Suspected gangster linked to missing Ayotzinapa students to stand trial on drug charges

A suspected gang leader allegedly involved in the abduction and presumed murder of 43 teaching students in Guerrero in 2014 has been ordered to stand trial on organized crime charges not related to the students’ disappearance.

A federal judge on Thursday ruled that José Ángel “El Mochomo” Cassarrubias Salgado, presumed leader of the Guerreros Unidos gang, and his lawyer, Arturo Rodríguez García, must go on trial on drug trafficking charges.

Both men are being held in preventative custody in the Altiplano federal prison in México state.

The federal Attorney General’s Office (FGR) alleges that Rodríguez was also a member of the Guerreros Unidos gang, which is accused of abducting students from the Ayotzinapa Rural Teachers College on September 26, 2014 and killing them.

According to FGR investigations, the lawyer was involved in the transport of drugs, colluded with authorities and acted as a front man for the gang in the purchase and sale of properties.

Cassarrubias has been accused of ordering the murder of the 43 students, who were abducted after being stopped by police in Iguala, Guerrero, in a bus they had commandeered to travel to a protest march in Mexico City.

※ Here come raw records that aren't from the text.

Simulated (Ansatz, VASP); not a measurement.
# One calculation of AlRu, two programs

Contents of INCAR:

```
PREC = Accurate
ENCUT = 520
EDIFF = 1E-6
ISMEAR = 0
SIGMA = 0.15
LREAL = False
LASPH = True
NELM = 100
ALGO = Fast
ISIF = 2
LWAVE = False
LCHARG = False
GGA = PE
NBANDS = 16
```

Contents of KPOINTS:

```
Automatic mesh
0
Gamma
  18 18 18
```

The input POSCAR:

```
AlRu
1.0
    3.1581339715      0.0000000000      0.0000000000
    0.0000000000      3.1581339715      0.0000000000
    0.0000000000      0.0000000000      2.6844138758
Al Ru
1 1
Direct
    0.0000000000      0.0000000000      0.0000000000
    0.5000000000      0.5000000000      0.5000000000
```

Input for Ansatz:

He was arrested in June after almost six years on the run but released from the Altiplano prison on July 1 due to a lack of evidence. However, he was rearrested upon leaving the correctional facility.

The FGR alleged that El Mochomo’s mother paid multi-million-peso bribes to the presiding judge’s staff to secure her son’s release.

Rodríguez, who represented Cassarrubias at the July 1 hearing at which he was freed, allegedly acted as an intermediary in the arrangement.

Saturday will mark six years since the Ayotzinapa students went missing but the remains of only three of the young men have been found.

According to the  previous federal government’s “historical truth,” the students were intercepted by corrupt municipal police in Iguala and handed over to the Guerreros Unidos, whose members killed them, burned their bodies in a dump and scattered their ashes in a nearby river. The students were allegedly mistaken as members of a rival gang, Los Rojos.

Casarrubias, right, and his attorney have both been ordered to stand trial.
Casarrubias, right, and his attorney have both been ordered to stand trial.

The current government rejected its predecessor’s official version of events and launched a new investigation shortly after President López Obrador took office in late 2018.

While the government claims to have made progress, what really happened to the students remains unclear and no alleged perpetrators of the crimes have been convicted.

There are, however, a number of suspects in prison awaiting trial.

El Mochomo’s brother, Sidronio Cassarubias Salgado, is in custody as are former Iguala mayor José Luis Abarca, his wife María de los Ángeles Pineda Villa, former Iguala security director Felipe Flores Vázquez and former municipal police chief Francisco Salgado Valladares.

Sidronio Cassarubias was allegedly the top leader of Guerreros Unidos while the former mayor and his wife – once known as the Imperial Couple of Iguala – have been accused of being the masterminds of the students’ abduction.

It is unclear when the suspects in the case of the students’ abduction and presumed murder, including El Mochomo, will be brought before a court on those charges.

Many other suspects, including former police officers and alleged Guerreros Unidos members, have been released from prison due to a lack of evidence or because they were found to have been tortured during the interrogation process.

Alejandro Encinas, deputy interior minister for human rights, said a year ago that the release of 21 municipal police officers detained in connection with the disappearance of 43 students was a sign of the “wretchedness and rot” of Mexico’s justice system.

At the end of June, Attorney General Alejandro Gertz Manero said that authorities were seeking to arrest 46 municipal officials in Guerrero for the crimes of forced disappearance and organized crime in relation to the kidnapping of the students. It’s unclear how many of those officials have been detained.

Meanwhile, parents of the students continue to seek the truth about what happened to their sons and where their remains are today.

The parents and other relatives of the victims will march on Saturday from the Angel of Independence in Mexico City to the capital’s central square, the zócalo, where a rally will be held to call for justice.

On Thursday they protested outside the headquarters of the Federal Judicial Council, where they accused judges of acts of corruption in the case. Although the federal government has shown a willingness to get to the bottom of the mystery, a lawyer for the parents said, the Federal Judiciary has not been moving in the same direction.